A forest levy and other financial mechanisms within the Kyoto Protocol are appropriate measures for protecting natural forests. Dr. Mae-Wan Ho
Old-growth forests sequester carbon in live woody tissues and in slowly decomposing litter on the ground and buried in the soil, thereby acting as effective global carbon sinks. Yet, they are not protected by international treaties because of general misconception that ageing forests cease to accumulate carbon.
An international team of scientists led by Sebastian Luyssaert at the University of Antwerp in Belgium reviewed the literature and existing databases for forests between 15 and 800 years old. They found that all forests, from the youngest to the oldest, show positive net ecosystem productivity; i.e., they are growing and hence sequestering or accumulating carbon [1].
Over 30 percent of the global forest area is unmanaged primary forest and this area contains the remaining old growth forests. Half of the primary forests (covering 600 million ha) are located in boreal (near the Arctic) and temperate regions in the Northern Hemisphere. These forests alone sequester about 1.3 + 0.5 Gt of C per year. This 15 percent of the global forest area currently not considered when offsetting increasing atmospheric CO2, provides at least 10 percent of the global net ecosystem productivity. Old-growth forests accumulate carbon for centuries and contain large quantities that will move back into the atmosphere if these forests are disturbed or cut down, especially tropical forests [2, 3] (Saving and Restoring Forests Saves Far More Carbon Emissions than Biofuels, SiS 37) .

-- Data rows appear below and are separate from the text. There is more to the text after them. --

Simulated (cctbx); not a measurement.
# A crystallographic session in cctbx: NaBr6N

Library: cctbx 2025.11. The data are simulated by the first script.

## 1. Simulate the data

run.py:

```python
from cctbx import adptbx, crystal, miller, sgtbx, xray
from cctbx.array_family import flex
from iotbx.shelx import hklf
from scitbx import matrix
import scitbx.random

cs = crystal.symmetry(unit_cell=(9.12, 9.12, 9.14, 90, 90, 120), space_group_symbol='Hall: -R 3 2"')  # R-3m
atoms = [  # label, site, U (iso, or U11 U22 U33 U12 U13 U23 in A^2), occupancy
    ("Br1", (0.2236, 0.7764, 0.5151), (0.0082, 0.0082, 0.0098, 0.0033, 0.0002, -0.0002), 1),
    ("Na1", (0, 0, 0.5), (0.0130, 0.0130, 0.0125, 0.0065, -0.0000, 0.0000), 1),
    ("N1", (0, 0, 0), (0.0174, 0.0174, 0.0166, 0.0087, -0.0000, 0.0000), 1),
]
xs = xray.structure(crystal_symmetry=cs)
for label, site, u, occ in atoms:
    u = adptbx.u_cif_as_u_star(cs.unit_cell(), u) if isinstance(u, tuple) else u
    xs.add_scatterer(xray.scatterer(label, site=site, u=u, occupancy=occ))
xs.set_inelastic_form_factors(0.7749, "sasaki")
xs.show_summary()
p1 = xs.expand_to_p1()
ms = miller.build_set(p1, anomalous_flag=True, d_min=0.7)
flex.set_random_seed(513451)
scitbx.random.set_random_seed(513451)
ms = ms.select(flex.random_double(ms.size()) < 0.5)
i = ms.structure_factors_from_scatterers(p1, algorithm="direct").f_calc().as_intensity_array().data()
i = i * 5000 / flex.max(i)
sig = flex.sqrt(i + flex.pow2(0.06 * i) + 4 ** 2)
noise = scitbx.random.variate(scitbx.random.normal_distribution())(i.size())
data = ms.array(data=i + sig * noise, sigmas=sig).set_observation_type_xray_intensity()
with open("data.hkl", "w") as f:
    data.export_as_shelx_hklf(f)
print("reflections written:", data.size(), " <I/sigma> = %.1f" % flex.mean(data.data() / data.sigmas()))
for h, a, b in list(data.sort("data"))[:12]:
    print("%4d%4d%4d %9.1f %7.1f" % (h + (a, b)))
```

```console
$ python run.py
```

Net ecosystem productivity (NEP) is the net carbon balance of the forest ecosystem as a whole, and is the difference between CO2 uptake by photosynthetic assimilation and losses through plant and soil respiration. Tropical forests were excluded from the study because of the lack of data, and only 12 sites were found for which NEP and age estimates are available.
NEP estimates suggest that forests 200 years old and above sequester on average 2.4+0.8 tC/ha/y: 0.4 +0l1 t in stem biomass and 0.7+0.2 t in coarse woody debris, which imply that about 1.3+0.8 t are in the roots and soil organic matter. Thus, forests 200 years and older sequester 8.8 t CO2/ha/y on average. (To get from C to CO2, simply multiply by 44/12, 44 being the molecular weight of CO2 and 12, the atomic weight of carbon)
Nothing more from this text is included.